In some cultures we don’t have words for emotions that grip us deep but cannot be fully articulated. It is the job of the artist to fully express what we feel in unarticulated form – for us to say “yes – that!” – to nascent unformed or as yet unexpressed concepts. For others who have not formed the inner path to travel that journey, the whole is mischaracterized or flooded with some mundane interpretation. 

37°2 le matin unfolds in sun-drenched ochre afternoons and bruised midnight blues, a landscape where the vibrancy of artistic passion collides with the inexorable gravity of mental illness. Set against the salt-rusted backdrop of Gruissan, the film juxtaposes the expansive skies and warm Mediterranean sun with the claustrophobic descent into madness—an existence tethered to both the sublime and the inescapably ordinary.

At the heart of this tragedy is Zorg, the passive, drifting everyman, whose love for Betty—a woman aflame with the desperate need to transcend the banal—mirrors the Sisyphean struggle of the artist against the crushing weight of existence. Like Camus’ absurd hero, Zorg inhabits a world indifferent to his suffering, yet unlike Meursault, he does not meet it with nihilistic resignation but rather with a doomed hope, a flickering, misguided devotion.

Betty, a force of nature in carmine and saffron, resists the inertia of the mundane with a manic urgency. Her love is total, a consuming, violent thing that mirrors the passions of the tortured artist—love, art, madness, and the rejection of mediocrity all braided together in fatal knots. Her unraveling is not inevitable, but it is a test: an artist’s crucible, the price of being fully alive.

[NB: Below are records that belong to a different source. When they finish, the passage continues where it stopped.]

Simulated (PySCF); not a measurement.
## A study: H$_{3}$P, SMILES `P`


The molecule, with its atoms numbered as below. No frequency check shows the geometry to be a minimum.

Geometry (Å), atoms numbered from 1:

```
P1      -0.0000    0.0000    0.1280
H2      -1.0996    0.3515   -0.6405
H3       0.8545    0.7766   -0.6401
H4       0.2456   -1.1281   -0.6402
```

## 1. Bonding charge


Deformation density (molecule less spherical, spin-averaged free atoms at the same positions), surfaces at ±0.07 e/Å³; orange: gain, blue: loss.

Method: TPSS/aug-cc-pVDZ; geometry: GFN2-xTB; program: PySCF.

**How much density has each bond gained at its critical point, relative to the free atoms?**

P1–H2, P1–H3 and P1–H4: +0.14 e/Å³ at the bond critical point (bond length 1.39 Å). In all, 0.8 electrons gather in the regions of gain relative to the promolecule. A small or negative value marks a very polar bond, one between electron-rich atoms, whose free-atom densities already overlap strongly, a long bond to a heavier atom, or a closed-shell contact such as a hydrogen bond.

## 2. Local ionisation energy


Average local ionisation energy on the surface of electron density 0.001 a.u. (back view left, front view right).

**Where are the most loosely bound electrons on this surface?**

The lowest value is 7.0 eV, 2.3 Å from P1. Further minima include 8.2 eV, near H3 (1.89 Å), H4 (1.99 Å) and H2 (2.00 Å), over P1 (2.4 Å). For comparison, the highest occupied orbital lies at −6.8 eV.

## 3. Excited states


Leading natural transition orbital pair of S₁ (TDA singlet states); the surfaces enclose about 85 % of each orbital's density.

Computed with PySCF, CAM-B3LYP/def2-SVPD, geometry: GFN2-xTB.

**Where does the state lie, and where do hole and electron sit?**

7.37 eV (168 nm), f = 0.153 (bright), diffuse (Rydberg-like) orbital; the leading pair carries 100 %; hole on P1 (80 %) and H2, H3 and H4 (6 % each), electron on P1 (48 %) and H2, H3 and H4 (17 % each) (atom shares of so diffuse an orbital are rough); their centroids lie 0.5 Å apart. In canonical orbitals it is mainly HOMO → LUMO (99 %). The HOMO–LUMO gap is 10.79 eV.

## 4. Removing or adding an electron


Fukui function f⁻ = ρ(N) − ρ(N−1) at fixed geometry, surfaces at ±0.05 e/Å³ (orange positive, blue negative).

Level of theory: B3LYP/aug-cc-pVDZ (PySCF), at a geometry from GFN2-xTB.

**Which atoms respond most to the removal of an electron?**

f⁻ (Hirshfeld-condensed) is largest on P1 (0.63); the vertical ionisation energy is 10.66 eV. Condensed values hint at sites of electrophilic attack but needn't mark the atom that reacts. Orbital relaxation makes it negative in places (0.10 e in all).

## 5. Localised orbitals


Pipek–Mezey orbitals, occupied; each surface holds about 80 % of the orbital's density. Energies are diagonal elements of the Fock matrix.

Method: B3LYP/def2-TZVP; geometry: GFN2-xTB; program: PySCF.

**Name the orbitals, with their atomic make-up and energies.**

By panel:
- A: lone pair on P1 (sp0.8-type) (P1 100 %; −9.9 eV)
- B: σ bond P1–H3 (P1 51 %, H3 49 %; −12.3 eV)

The existential weight of the film is not just in Betty’s breakdown, but in Zorg’s failure to meet it with an act of creation, an act of defiance. Unlike Sartre’s Roquentin, who finds solace in aesthetic transcendence, Zorg allows himself to drown in the everyday—he accepts reality, and in doing so, he loses everything. He does not break free from the chains of determinism but lets them tighten around his wrists, choosing survival over meaning, inertia over rebellion.

And this is the deeper pain—the knowledge that Betty’s tragedy was not preordained, but a personal battle, a reckoning only the deep must fight. It is the battle of the artist, the lover, the mad and the gifted, where surrender means extinction.

To love someone like Betty, to be drawn into her vermilion fever, was to take on this fight. Zorg flinches. That is his tragedy.